Overfitting is a concept from machine learning that also applies in the context of human learning and pedagogy, though it is not a standard term in this context. It refers to a situation where a learner masters the examples that are used in instructional material or exercises, but in a manner that relies on the peculiarities of those specific examples, so that the learner is not able to perform well on new examples from the same reference class.
Overfitting could be exposed in either of two ways:
- The learner gets stuck on new examples.
- The learner seems to be able to solve new examples, but makes systematic errors or has very low accuracy on the new examples.
Teaching to the test may be viewed as an example of overfitting where the instructor is complicit in the process.
Examples of overfitting
Overfitting where learners effectively memorize the examples and don't develop a model at all
In some cases, learners repeatedly practice the specific examples, to the point where they internalize the details of each example and can reproduce it quickly. They have thus effectively memorized the examples. Note that they may have done this through an explicit rote memorization effort, or they may have done this subconsciously as a result of repeated practice with the examples.

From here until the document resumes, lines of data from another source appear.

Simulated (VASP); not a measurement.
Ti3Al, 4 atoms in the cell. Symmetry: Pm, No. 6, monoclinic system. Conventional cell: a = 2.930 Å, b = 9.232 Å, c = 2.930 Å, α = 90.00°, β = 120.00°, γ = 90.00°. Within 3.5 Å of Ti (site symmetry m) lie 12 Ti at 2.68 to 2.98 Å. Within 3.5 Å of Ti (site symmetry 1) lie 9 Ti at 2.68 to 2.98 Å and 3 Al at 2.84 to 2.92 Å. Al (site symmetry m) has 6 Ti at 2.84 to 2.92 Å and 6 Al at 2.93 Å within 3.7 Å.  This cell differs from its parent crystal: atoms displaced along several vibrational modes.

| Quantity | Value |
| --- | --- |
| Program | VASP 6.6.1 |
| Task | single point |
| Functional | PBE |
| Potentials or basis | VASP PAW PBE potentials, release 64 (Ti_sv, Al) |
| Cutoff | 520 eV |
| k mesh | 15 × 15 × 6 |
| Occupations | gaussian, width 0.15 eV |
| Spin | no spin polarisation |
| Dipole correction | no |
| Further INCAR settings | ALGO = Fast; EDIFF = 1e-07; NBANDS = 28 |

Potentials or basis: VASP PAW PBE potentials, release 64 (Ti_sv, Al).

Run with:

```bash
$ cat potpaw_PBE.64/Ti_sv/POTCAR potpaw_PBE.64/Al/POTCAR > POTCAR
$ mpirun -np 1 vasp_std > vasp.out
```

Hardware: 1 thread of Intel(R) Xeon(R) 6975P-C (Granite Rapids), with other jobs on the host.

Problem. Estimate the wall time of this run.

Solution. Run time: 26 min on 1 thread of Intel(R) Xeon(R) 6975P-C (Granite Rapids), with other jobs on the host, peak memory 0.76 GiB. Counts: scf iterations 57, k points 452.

This does not mean that every instance of rote memorization is an instance of overfitting. Rather, memorization can lead to overfitting if learners are also mistakenly confident that they can easily use the (implicitly or explicitly) memorized examples to solve new examples in the reference class.
Learners who overfit in this way are more likely to get stuck on new examples than solve them incorrectly.
Overfitting due to the creation of false problem-solving strategies
In some cases, learners find patterns or heuristics that happen to apply well to the specific examples they are given, but do not work for the general class of problems. In other words, learners are developing a (possibly) explicit problem-solving strategy, but this strategy, although it works on the examples the learner tries, does not work in general. This usually happens in one of these cases:
- The set of examples the learner learns from is small and not sufficiently diverse or representative of the reference class.
- The learner is using a really convoluted problem-solving strategy that makes little aesthetic sense.
False problem-solving strategies might relate to misconceptions about the underlying model.
Learners who overfit by creating false problem-sovling strategies are more likely to solve new examples incorrectly than to get stuck on them entirely.
Remedies for overfitting
Separate training examples and test examples
One of the standard practices to detect and correct for the problem of overfitting in machine learning is to have separate sets of training examples and test examples. The training examples are used to learn and form the internal model for how to solve the problem, and the test examples are then used to test whether the model is correct. The key idea is that test examples are withheld during the training process, so as to allow them to play the role of independently assessing the model one has learned. If performance on the test examples is significantly worse than performance on the training examples, this suggests that the model one used to learn is overfit to the training examples. If this happens, then adjustments need to be made to the model.
Note that the term test here does not (necessarily) refer to the formal assessments given by instructors. Rather, it may refer to a set of practice examples that the student earmarks for later use.
Randomly vary training examples
This approach considers slight, somewhat artificial, variations of the training examples and checks whether the strategies learned for solving those examples generalize to the variations. This approach is better suited in situations where the set of externally provided examples is limited, but it is possible to tweak an example to create a new example.
This is an adaptation to human learning of the methods used for artificial data synthesis in machine learning.